Conversations with Aunt Judy – The Prologue

Around 2009, my cousin Jack took the home movies that our Uncle Mal Bellafronto recorded and, I don’t know the magic involved, combined them onto DVDs with my Aunt Judy Bellafronto and my cousin, Judy Behme discussing what was recorded. These three DVDs range from the mid-1930s with Uncle Mal playing football for a local team through the late 1970s with my sisters and I cheerleading at a high school Thanksgiving Day game.

He gave the cousins each copies and they are something I treasure and find myself watching every couple of years. Each time I do, I find something else precious to view.

As I was once again organizing my “Family History” space which is one end of the room over our garage, I found an additional DVD that I’m sure I watched when we first received it. I popped it into the DVD slot on my 2008 Mac Desktop and started watching. Then quickly grabbed a notebook and a pen and started transcribing.

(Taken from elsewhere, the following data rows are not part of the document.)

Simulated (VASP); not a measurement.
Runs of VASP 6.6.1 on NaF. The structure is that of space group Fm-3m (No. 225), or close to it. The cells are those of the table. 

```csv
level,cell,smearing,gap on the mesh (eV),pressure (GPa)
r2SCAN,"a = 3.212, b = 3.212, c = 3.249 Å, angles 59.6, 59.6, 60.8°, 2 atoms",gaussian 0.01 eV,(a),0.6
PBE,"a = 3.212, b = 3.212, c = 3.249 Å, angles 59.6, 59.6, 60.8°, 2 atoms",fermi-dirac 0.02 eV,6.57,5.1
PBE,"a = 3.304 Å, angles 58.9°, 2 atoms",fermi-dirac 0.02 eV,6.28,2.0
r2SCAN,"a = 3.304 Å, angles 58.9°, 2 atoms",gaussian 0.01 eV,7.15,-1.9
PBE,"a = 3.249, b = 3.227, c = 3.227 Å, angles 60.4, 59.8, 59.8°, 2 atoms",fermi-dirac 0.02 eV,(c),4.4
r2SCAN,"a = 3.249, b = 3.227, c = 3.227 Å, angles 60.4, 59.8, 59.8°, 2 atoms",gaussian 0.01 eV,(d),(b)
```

It is approximately 45 minutes of “The Judys”. Jack and Judy Behme (his sister and forever known as “Little Judy”) asked questions of their aunt’s life growing up, meeting Uncle Mal, and their marriage. I recognized some of the answers which I know I’ve shared here and there in the past but I didn’t appreciate the stories and details until now.

I’ll share the background and facts in this post and then over the next posts break it out in sections. So let’s start….

Julia Gertrude Posluszny was born on May 15, 1917 in Yonkers NY to Julianna (Ingram) and Konrad Posluszny. She was their fourth child and the second girl in the family. Her siblings were Antoinette (Tootsie 1909), Conrad (Connie 1910), Louis (Louie 1913).

The family moved from Yonkers around 1920 to East Hampton, MA, then to New Britain in 1921, and to Wallingford CT in 1925 where Konrad’s mother, stepfather, and half brother lived. They moved into a new home at 121 Clifton Street where family lived until 1988.

Judy and Betty (my mom)

She went to school in Wallingford, graduated in 1935 and met and married Malcolm Bellafronto in 1939. They had 2 sons and resided in Wallingford in a house on Lincoln Avenue. In the late 70s/early 80s, Uncle Mal retired from teaching at a tech school and they moved to Florida where they lived happily for many years.

Uncle Mal Bellafronto (@ 1943)

Uncle Mal passed away in January of 2002 at the age of 88. As Aunt Judy became elderly, she moved to New York, but first spent some time in Morocco living with her granddaughter and her family! Once in New York, she resided in a nursing home and passed away on December 24, 2016 just 6 months shy of her 100th birthday.

To my sisters and I growing up, she was our stylish aunt. We enjoyed going to her house and she made us outfits for Easter for a number of years. She and Uncle Mal had a cottage at Pickeral Lake we would visit frequently on Sundays during the summer and use the cottage for a week some summers.

She had a wonderful laugh and we loved to listen to her stories (and gossip!). The last time we saw her was in 2013 at our former cottage in Lebanon Ct for a family reunion when her granddaughter Cathy, husband Fred and their 4 children came to the U.S. Aunt Judy’s son Bob and I put together the event and Aunt Judy was there along with her son Mal and his two sons Mal (III) and Eric. She was 96 at the time (Impossible!) and as quick witted as ever.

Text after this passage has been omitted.